Roth IRA contributions are not deductible; for 2006, the combined limit for contribution to traditional and Roth IRA is lesser of $4,000 ($5,000 if age 50 or older) or earned income, and qualifying distributions are not taxable. However, Roth IRA contributions are subject to a modified AGI limitation. The phase-out range is $150,000 to $160,000 for married filing jointly, and $95,000 to $110,000 for single. Thus, taxpayers with high AGI can’t contribute to Roth IRA. That is where 401(k) Roth comes into play.
Beginning in 2006, a 401(k) plan may allow employees to designate some or all of their elective contributions as Roth contributions. Traditional salary deferral or 401(k) contribution by employees is excluded from employees’ taxable wages. But amounts designated as Roth contributions are includable in taxable wages. However, a qualified distribution of designated Roth contributions and related earnings are free from federal income taxation.
Before a plan can accept Roth contributions, the plan must be amended to allow for separate tracking of the Roth contributions. IRS has provided sample plan language that can be used to amend existing 401(k) plans. However, a plan is not obligated to provide for Roth contributions.

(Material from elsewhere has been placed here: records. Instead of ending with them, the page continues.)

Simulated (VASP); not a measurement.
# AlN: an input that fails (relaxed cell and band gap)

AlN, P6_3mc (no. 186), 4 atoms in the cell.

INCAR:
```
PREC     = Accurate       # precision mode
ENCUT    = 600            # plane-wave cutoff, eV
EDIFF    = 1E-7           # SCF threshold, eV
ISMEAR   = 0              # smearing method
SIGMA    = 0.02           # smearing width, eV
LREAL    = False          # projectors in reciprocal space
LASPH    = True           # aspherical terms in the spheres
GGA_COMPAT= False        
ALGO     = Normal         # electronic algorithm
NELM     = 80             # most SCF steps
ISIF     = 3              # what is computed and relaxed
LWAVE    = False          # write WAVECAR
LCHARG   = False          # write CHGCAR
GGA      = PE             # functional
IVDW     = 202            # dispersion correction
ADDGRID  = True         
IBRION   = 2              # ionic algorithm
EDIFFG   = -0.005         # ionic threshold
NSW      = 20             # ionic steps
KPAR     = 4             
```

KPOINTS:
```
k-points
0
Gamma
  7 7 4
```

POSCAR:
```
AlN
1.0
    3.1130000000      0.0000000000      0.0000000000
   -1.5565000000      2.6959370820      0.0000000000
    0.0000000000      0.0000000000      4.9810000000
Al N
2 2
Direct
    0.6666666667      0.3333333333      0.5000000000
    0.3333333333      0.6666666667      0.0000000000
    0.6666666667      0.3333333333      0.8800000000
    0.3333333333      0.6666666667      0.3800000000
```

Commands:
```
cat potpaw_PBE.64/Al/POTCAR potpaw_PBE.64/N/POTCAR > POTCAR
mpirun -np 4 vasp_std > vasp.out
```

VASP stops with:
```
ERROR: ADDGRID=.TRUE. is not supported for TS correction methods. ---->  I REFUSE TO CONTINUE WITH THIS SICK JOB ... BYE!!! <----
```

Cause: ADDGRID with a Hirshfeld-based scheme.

Roth 401(k) accounts will generally be more advantageous than regular Roth IRA accounts. For high-income individuals, there is no AGI limitation to restrict participation in Roth 401(k). For year 2006, regular 401(k) and Roth 401(k) contribution limit is $15,000. For participants 50 or over, this limit is $20,000. Pretax matching contribution by employer can be made to a designated Roth IRA account.
PLANNING WITH ROTH 401(K):
If an employer has provided this option, then how much amount should one elect as Roth contribution? Roth 401(k) plans are scheduled to sunset on Dec. 31, 2010. That means Roth contributions could remain in the plan but no new contributions would be made. However, these provisions could be extended also. At a minimum, those who were in high AGI and could not contribute to Roth IRA now have that option if the employer plan provides for it.
CONVERTING TRADITIONAL IRA TO ROTH:
To convert a traditional IRA to a Roth IRA, the taxpayer’s modified AGI for the year of conversion must be $100,000 or less. This applies to all filing statuses except married filing separate, in which case conversions are not allowed. Taxpayers recognize taxable income at the time of the conversion but future growth is tax-free, and no minimum distribution is required at age 70½.
NO AGI RESTRICTION FROM YEAR 2010:
For year 2010 and beyond, $100,000 AGI restriction on Roth conversion will be eliminated because of a favorable provision in the Tax Increase Prevention and Reconciliation Act of 2005 (TIPRA). It also provides that federal taxes owed from 2010 conversions can be paid in two equal installments in 2011 and 2012. For conversions after 2010, the conversion taxes owed can’t be stretched.